Welcome to Trisquel Misty!

I have a similar situation to you with an old mini-laptop (full description here: https://trisquel.info/en/users/strypey). I was running full Trisquel 7, and with help from some of the folks here, I identified that the issues I was having were to do with insufficient RAM. As mentioned above, I started using Enlightenment instead of GNOME Shell, which works a lot better but still had some issues. So, I installed Trisquel-Mini in a separate partition to see if it works any better (not really).

What I suggest you do is back up any files you want to keep (your documents, photos etc) onto USB drives (*), and start again from scratch.

1) Delete all existing partitions, and create new partitions, using GParted, from a live disk (eg a Trisquel install disk or a GParted-Live disk: http://gparted.org/livecd.php)

Everyone has their preferred partition scheme, but I suggest something like:

* 20GB ext4 main OS partition: this is for the OS you are using on a daily basis. 20GB is large, but that gives you plenty of space for future updates, installing more applications and games etc. 10 years ago 5B was more than big enough, so making it 20GB should be future proof for at least that long, and you'll be lucky if an ex-Windows computer is still usable in 10 years, even running GNU+Linux and lightweight desktops.

* 10GB ext4 test OS partition: this is for when you want to test other GNU+Linux distros or versions

* ext4 /home partition: this takes up whatever space is left on the hard drive, and is for your documents, photos, music, videos etc.

When you install a new OS to your main OS or test OS partition, you can mount this partition as /home. Then all your files will be available under 'Home' when you boot the new OS, and any files you create will be stored there and accessible from any other OS you set up this way. Make sure you *DON'T* tick the 'format' tick box when you do this!

As an example, my mini-laptop currently has 3 partitions:
1) Full Trisquel 7 (GNOME Shell) plus Enlightenment (or OpenBox for games) that has been my primary OS
2) Trisquel-Mini 7 (LXDE) plus Enlightenment that I've been testing
3) Separate user files partition, mounted as /home

Once you have a partition scheme like this set up, it becomes much easier to test drive other distros or versions without interfering with your day-to-day OS or repartitioning. It also makes it easier to reinstall your main OS without having to copy all your user files off the computer and back on again. It's always a good idea to make sure you have recent backups, especially when you are installing a new OS, but unless something goes wrong, you won't need to use them. Again, this is only true if you make sure you *DON'T* tick the 'format' tick box when you do this! The potential to make mistakes like this is why it's worth making sure you have fresh backups before you get started on any new install.
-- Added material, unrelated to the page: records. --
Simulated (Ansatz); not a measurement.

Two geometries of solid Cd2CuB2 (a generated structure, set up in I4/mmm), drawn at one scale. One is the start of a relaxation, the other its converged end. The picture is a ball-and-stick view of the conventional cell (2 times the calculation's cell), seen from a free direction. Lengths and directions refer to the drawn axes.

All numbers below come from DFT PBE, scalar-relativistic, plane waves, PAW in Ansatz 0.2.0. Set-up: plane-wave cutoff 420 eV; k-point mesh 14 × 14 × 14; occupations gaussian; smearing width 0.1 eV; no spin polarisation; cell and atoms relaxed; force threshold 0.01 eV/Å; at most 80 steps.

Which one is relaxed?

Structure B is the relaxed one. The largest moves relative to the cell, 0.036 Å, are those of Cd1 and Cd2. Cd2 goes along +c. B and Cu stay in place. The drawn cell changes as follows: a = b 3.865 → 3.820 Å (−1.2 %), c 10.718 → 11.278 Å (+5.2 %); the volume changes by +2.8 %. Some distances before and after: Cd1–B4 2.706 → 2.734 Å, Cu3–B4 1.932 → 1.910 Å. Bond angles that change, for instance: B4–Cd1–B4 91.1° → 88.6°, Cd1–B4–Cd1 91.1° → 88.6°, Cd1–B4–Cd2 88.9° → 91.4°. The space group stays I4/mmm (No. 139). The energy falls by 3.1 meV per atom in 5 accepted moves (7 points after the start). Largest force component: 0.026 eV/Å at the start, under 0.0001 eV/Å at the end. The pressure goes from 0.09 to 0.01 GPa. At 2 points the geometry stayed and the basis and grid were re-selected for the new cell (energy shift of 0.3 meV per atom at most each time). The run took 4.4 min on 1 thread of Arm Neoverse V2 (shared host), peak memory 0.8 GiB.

* Storage tip: you can get 256GB USB drives from about $50 now. Four of those gives you about 1TB of storage for about $200. You can get a a 1TB USB magnetic drive for much less than that, but USB flash drives are much less likely to crap out. If you have your data spread across a collection of smaller flash drives, you're spreading your risk, and it's a much less appealing target for thieves than a 1TB magnetic USB drive.